Amazon - The CIA/Spook/Defense Department cloud providers with 1/3rd of all cloud infrastructure - should have zero access to anything related to Whonix users.
.onions everywhere is the real long term solution for all secure updating and upgrading, by default, configured from 1st install.
I am not sure we really should go into security by policy. Choosing good servers over bad servers. That opens a can of worms.
Before we were using 1) security.debian.org and 2) ftp.us.debian.org. Was never questioned at all.

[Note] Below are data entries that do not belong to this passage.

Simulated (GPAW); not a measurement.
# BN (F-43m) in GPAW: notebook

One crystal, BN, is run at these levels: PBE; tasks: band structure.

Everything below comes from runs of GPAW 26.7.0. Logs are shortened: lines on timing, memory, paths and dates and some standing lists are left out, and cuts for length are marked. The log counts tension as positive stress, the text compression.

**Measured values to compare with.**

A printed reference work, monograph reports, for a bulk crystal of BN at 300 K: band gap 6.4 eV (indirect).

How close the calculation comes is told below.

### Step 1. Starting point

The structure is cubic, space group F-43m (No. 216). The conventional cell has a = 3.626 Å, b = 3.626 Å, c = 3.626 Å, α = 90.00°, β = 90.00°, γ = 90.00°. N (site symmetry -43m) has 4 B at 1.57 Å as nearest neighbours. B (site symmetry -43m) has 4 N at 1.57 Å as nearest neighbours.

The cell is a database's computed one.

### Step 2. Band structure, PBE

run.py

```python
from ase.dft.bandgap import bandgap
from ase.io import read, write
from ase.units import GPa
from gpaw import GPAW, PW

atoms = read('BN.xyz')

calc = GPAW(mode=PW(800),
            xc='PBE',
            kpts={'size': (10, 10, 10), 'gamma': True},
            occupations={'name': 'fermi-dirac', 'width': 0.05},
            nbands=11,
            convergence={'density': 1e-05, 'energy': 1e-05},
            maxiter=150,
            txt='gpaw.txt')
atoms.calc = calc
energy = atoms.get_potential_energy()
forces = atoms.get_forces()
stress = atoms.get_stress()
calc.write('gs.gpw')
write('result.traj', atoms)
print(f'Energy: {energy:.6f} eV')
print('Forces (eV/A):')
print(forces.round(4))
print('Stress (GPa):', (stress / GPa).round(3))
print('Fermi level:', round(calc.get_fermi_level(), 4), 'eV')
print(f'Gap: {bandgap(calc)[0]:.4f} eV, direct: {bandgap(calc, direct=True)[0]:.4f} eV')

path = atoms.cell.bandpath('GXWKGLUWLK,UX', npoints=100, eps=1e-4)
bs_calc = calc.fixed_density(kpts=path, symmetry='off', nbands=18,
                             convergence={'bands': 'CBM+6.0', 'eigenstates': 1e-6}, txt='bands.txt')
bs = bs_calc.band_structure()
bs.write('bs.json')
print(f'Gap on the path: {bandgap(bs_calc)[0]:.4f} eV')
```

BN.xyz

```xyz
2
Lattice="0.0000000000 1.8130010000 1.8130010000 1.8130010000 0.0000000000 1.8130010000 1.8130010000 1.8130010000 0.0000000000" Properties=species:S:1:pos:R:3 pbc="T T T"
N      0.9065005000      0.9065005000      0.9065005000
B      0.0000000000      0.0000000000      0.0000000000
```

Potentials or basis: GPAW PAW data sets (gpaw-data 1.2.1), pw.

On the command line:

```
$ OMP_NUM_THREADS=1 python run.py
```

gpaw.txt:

Could be hosted in US and if I had to bet, I’d bet it is hosted in US.
Even more likely so.
Debian apt downloads looks like a volunteer effort. People who can sponsor/contribute these resources. Both 1) and 2) might already be hosted on amazon AWS or similarly awful. Since it is DNS round robin / mirrors most likely, it most likely is hitting such cloud providers already at least sometimes.
onions are not reliable enough yet.
Even if they were…: Do we say “building Whonix requires an already torified connection so you can access onions”? If you don’t have that, out of luck or use binary Whonix download first.
The problem with forcing CA SSL for apt updates is it breaks regular http mirrors and potentially limits mirror numbers severely - making it easier to censor the Whonix build/updates process. If it becomes widely adopted and http mirrors a minority then switch to apt-https
Censoring Amazon servers is equally pointless since they do go out of their way to keep their centers secret and use front companies to fool customers.
I suggest letting the chips fall where they may and tell users to restart Tor and re-run the apt process.
The good thing is onion mirrors are reliable enough (though not perfect) to act as alternate fallbacks
The good thing about apt is we don’t really need to trust the endpoint hosting the mirror when packages are signed. The advantage of onions is to stop selective poisoning of packages in event of an apt vuln or being able to track anonymous systems update patterns because machines have unique program sets installed on them.